OnLondon

South Kensington station: heritage, upgrades and development tensions

Screenshot 2021 06 04 at 19.18.49

Screenshot 2021 06 04 at 19.18.49

The planning committee of Kensington & Chelsea Council (RBKC) was due to meet last night to consider proposals from Transport for London and Native Land for developing TfL property around and within South Kensington London Underground station, that famed arrival point for millions of visitors to the great museums of Exhibition Road. But yesterday morning it was announced that the meeting had been cancelled “due to lack of business“. What happened?

As Building Design reported, the applicants withdrew their plans very late in the day, even though the five-member committee had been advised by RBKC’s Director, Planning and Place to approve them. It seems the applicants had the feeling that the committee – four Conservatives and a single Labour member with a history of scepticism about developer viability claims – might say no, so they decided on a tactical retreat – a temporary one, they hope.

This is but the latest chapter in a very long-running saga, going back to at least 1993, when consent was given for a demolition and refurbishment scheme, including new offices, shops and a whole new station. It was never implemented. The latest phase began around 2013, when TfL was starting to look hard at how it could make the most of London land it owns to help its finances and get more housing built through joint ventures with developers. In the case of South Ken Tube, there was a related need to improve the ticket hall and the state of the station in general. But getting permission for any sort of scheme was always going to be difficult.

Though the station is scruffy in parts and, in the words of the Director’s report, its very creation in 1868 produced “a broken townscape” resulting in “dead facades and visible rear elevations that were never designed to be so,” it is now Grade II-listed, has an elegant arcade addition dating from the turn of the 20th century, a Leslie Green ox-blood tiled entrance added in 1905, and surrounding streets whose sanctity is watched over by a host of conservation groups. Save Britain’s Heritage urged the planning committee’s members to reject what it called the “harmful plans” and to “save this gem of Bohemia from greedy developers”.

Those developers foresee the arcade shopfronts being refurbished, the ticket hall rejuvenated and lifts put in. New, mixed-use buildings of up to five storeys in height would be built along the side of Pelham Street which borders one side of the station tracks. Down the other side, Thurloe Street, an existing building would be demolished behind its facade with historic ground floor shopfronts smartened up and reinstated. At the far end of these two streets a new five-storey residential block, Thurloe Square, is intended. A new office building is envisaged as replacing “the Bullnose”, a curved structure at the front of the station.

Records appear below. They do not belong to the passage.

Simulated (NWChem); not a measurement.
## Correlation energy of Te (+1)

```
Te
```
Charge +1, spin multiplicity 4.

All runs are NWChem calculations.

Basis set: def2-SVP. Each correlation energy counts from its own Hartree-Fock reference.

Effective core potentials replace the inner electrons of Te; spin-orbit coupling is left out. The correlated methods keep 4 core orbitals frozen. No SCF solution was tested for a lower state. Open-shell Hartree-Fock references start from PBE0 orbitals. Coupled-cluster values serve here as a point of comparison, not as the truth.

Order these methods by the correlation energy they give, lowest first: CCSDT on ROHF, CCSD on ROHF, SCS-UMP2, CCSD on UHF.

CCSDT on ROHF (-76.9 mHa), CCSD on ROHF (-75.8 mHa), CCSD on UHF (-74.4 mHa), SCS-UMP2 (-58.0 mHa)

The economics of the plans would see the housing, shops and offices produce sufficient profit to pay for the station improvements. Is that “greedy”? Do the proposed new designs honour the South Ken “gem of Bohemia” or threaten it? As adjudicators of these tensions, which way should RBKC’s officers and its planning committee members lean?

The Director’s report praised many aspects of the scheme but, while recommending consent, also expressed many reservations. Although stating that redevelopment provides “an opportunity to enhance the character and appearance” of the site, all of which lies within a conservation area, it also observes that the new Bullnose vision “does read as overtly modern in the townscape” and that its increased height compared with what’s there now “relates poorly to the listed station building”. The conclusion is that demolition of the existing Bullnose would be “a harmful element of the proposals”, albeit “less than substantial”.

The same level of harm is attributed to the Thurloe Street facade ideas, with new features reproved for not “responding sensitively to the rhythm of elements within the existing building and the surrounding townscape”. Thurloe Square “would not harmonise with the neighbouring buildings”. The new Pelham Street buildings would be “over-dominant”.

Confronted with these negatives, the developers’ planning consultant, DP9, sent an email on Tuesday lunchtime, highlighting the “substantive criticisms” in the Director’s report and arguing that had these issues been discussed in advance “our architects [Rogers Stirk Harbour + Partners] would have been in a position to promote a series of significant amendments” to address them.

Possible amendments listed include a reduction of the height of the Pelham Street buildings, though only by around one metre, and re-evaluating the “solid to glazing ratio” of the top floor of the replacement Bullnose. “The proposals for this sensitive site have been many years in the making,” say DP9. “We feel that there is an opportunity to pause, reflect and respond.” A few months’ delay would be “a price worth paying”.

Save Britain’s Heritage are not impressed and haven’t been since the plans were unveiled a year ago: they consider them “over-scaled” and claim that the principles of a Development Brief produced by TfL in 2016 for consultation have been “abandoned”, with “much historic fabric to be destroyed” and replaced with buildings “completely out of character with the area”. Will Native Land, come back with something RBKC’s officers are more serene about, with the planning committee members following suit? Will the conservation grouping be appeased?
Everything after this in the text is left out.